Family fights for farm – what is to become of rural America?

This is a story that sure rang a bell with me. We focus most often on the Federal and State governmental intrusion. But for those of us who have had family farms or rural acreage, many of us have seen the wanton destruction of our lifestyle by local officials.

We chose or were born in the boonies. Then one or more of the city types move in. They become active politically because it is the Progressives way. They want to run the Planning and Zoning or be vocal as hell, that too is the Progressives way. They will tell us how to live. Let me cut to the chase.

Our property had been in the family for 6 generations. Zoning came in. Half of our property was zoned “Open Space” which meant pretty to look at but essentially worthless. The commercial portion was zoned Residential. You can guess the value of that portion of land.

The Zoning Officer, much to be feared.

So here we go with a great story for a Labor Day Weekend. I wish the family much success. I hope they have deep pockets.

“The local government can change the zoning of any parcel of land on a whim,” says Reason Foundation’s Adrian Moore, “it’s being played out basically on crony politics rather than any kind of real, objective standard.”

H/T: News Alert

Notes from the video:

Roughly a three hour drive from Detroit, Mattawan is a rural community that is home to many small farms with many farm animals.

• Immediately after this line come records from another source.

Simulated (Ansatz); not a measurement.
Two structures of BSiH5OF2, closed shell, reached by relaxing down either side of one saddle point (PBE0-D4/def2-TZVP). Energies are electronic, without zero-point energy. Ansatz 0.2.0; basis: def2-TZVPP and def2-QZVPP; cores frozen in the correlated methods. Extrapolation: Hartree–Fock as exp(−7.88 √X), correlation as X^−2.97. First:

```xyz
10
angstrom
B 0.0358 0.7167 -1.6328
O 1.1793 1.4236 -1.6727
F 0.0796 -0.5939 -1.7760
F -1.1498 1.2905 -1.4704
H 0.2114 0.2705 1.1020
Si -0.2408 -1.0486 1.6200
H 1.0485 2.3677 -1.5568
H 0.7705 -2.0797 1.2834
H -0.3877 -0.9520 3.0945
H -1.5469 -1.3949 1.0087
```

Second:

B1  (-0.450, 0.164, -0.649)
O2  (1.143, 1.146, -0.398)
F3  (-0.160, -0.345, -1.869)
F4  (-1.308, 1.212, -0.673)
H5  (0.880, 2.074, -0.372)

Yet Vander Kley Hunter had still checked before purchasing the property to make sure that having animals would be all right, and the township confirmed that farm animals were indeed allowed. But earlier this summer, the Hunters received a letter stating that their farm was no longer in compliance with the township zoning ordinance and that they had 90 days to get rid of more than half of their animals.

“It knocked the wind out of my sails,” says Vander Kley Hunter, “I was pretty depressed for awhile over it.”

Vander Kley Hunter says that her neighbor complained to the township about the animals, thus prompting the township to reinterpret the ordinance and state that the Hunter farm was out of compliance.

“The local government can change the zoning of any parcel of land on a whim,” says Reason Foundation’s Adrian Moore, “it’s being played out basically on crony politics rather than any kind of real, objective standard.”

Moore says that property rights have eroded vastly over the last 100 years in America, and that these kinds of issues should be resolved in the courts, not in the political arena that is far more susceptible to abuse.

“The fact that the neighbors are using the political process rather than the court system already says they’ve got a somewhat suspicious complaint.”

Moore says the only way to fight a political battle is with politics, and that the community has to rise up against the township. Luckily for the Hunters, the community has come to their aid and is speaking out against the township at regular town hall meetings.

“The support that we’ve received from all of this has been completely overwhelming, I’ve never experienced anything like it,” says Vander Kley Hunter.

Vander Kley Hunter is hopeful that the community’s support combined with her family’s persistence will be enough to save her animals.